I had thoughts like these: This is so hard. I don’t know whether I am going to be able to finish. I may not be the kind of person who can do this. Why did I think I could do this? I keep working, but I am not sure I am ever going to get to the end of this. Is any of this any good? I wish I could know now whether all this work is worth it. Who am I to be trying to do this?


I faced challenges in college and graduate school, but I never asked those questions of myself. Now I understand what it feels like to attempt a self-created goal, something nobody expects or needs from me, with almost no structures in place actively supporting me. No sense that I am one of hundreds marching toward a predictable outcome as I did in college. No cohort of friends in the same program helping me over obstacles the way I had in graduate school. No context signaling to me that if I want to be an author, I will succeed. Just me, my work ethic, my doubts, and my husband, Paul. When I need one person to believe in me, he has been that person.


I teach students at a community college who are working so many hours to make a living while pursuing their education that a degree designed to take two years can take four years or more. They frequently are the first in their families to pursue college, and it means not only mastering difficult coursework but inventing entirely new identities. As part of family survival teams, they don’t always have the freedom to make choices as ambitious individuals.  An outsider to their struggles, I have always appreciated how their circumstances test them as rigorously as their courses do. Writing a novel presented me with a mental ordeal closer to theirs, however, imparting greater understanding of what it must mean to keep on going.

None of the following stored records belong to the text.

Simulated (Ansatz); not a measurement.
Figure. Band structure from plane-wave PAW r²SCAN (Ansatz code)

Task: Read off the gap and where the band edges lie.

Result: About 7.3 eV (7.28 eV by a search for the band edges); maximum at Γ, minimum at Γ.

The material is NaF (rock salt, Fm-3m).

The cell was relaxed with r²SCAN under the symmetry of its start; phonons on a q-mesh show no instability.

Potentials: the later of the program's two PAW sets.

Life offers alternative paths, and so any goal needs to compete with other viable options and win. Quitting has to seem practically unforgivable, which all by itself means living with the threat of a terrible judgment. Also, a person has to be lucky enough not to have intervening responsibilities require a change in course. While writing my novel, I have felt that fear as well. For lucky, ecstatic stretches the pursuit of the goal itself propels a person forward, but for much of the time it is just persistence and method. For what it’s worth, in this blog I offer what I can from my experience to help with college writing, and perhaps here and there a rant to let off steam. That, too, is part of survival. At graduation time, remember to thank the people who listened.